Banks pushed on with tightening their standards for lending to businesses between July and September, according to the ECB’s quarterly bank lending survey.

The net percentage of lenders reporting they had tightened was slightly lower than the previous quarter, at 12 percent, but nevertheless more than lenders had previously expected.

Banks also tightened criteria for lending to households further, and reported that demand for loans from firms and consumers fell more than had been expected. The survey highlights that the ECB’s aggressive hikes in borrowing costs are feeding through to the economies of the 20 countries that use the euro by slowing economic activity, analysts said.

Since July last year, the central bank has hiked its key rates 10 straight times to tame surging inflation, although policymakers are expected to pause the tightening campaign at their upcoming meeting Thursday.

The survey “shows that weaker economic conditions and higher interest rates are having a clear impact on borrowing”, said ING economist Bert Colijn.

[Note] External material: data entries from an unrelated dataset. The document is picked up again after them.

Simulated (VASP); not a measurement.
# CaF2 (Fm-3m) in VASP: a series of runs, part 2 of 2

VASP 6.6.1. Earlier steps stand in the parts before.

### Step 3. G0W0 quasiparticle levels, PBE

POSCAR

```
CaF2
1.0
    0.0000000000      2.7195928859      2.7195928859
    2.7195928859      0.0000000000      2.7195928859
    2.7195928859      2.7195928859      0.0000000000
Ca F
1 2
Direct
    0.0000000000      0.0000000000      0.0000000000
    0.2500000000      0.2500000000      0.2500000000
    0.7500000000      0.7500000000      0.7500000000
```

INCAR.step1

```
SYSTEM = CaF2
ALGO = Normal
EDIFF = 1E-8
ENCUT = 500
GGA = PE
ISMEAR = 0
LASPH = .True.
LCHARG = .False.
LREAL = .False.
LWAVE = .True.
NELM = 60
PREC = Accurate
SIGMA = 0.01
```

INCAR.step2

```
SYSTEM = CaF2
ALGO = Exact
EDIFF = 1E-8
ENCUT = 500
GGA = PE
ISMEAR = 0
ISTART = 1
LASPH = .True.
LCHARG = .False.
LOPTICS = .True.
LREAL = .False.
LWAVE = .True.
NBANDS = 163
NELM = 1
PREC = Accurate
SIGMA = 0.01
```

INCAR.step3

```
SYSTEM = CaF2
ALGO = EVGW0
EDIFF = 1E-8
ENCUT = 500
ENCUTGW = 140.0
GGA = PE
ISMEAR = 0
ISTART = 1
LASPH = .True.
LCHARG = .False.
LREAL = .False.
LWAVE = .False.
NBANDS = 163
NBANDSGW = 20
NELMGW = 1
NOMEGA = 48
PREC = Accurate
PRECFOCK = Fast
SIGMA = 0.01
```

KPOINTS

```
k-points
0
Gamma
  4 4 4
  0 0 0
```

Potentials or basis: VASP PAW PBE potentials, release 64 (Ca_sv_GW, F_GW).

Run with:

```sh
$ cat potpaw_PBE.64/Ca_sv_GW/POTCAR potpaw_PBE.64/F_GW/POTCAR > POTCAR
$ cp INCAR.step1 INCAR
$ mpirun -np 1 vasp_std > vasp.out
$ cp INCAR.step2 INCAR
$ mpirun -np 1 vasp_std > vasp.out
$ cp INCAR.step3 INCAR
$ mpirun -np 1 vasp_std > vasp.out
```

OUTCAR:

“This is a sign that monetary transmission is working rather forcefully at the moment and will be taken by the ECB as a reason not to hike further, especially given the fact that the ECB itself only expects the biggest impact of higher rates in early 2024.”

The eurozone outlook has also been darkening against the backdrop of rate hikes as well as a weakening global economy.

This was highlighted Tuesday by a closely watched Purchasing Managers’ Index (PMI) survey that showed activity in the single currency area slumped at faster pace in October.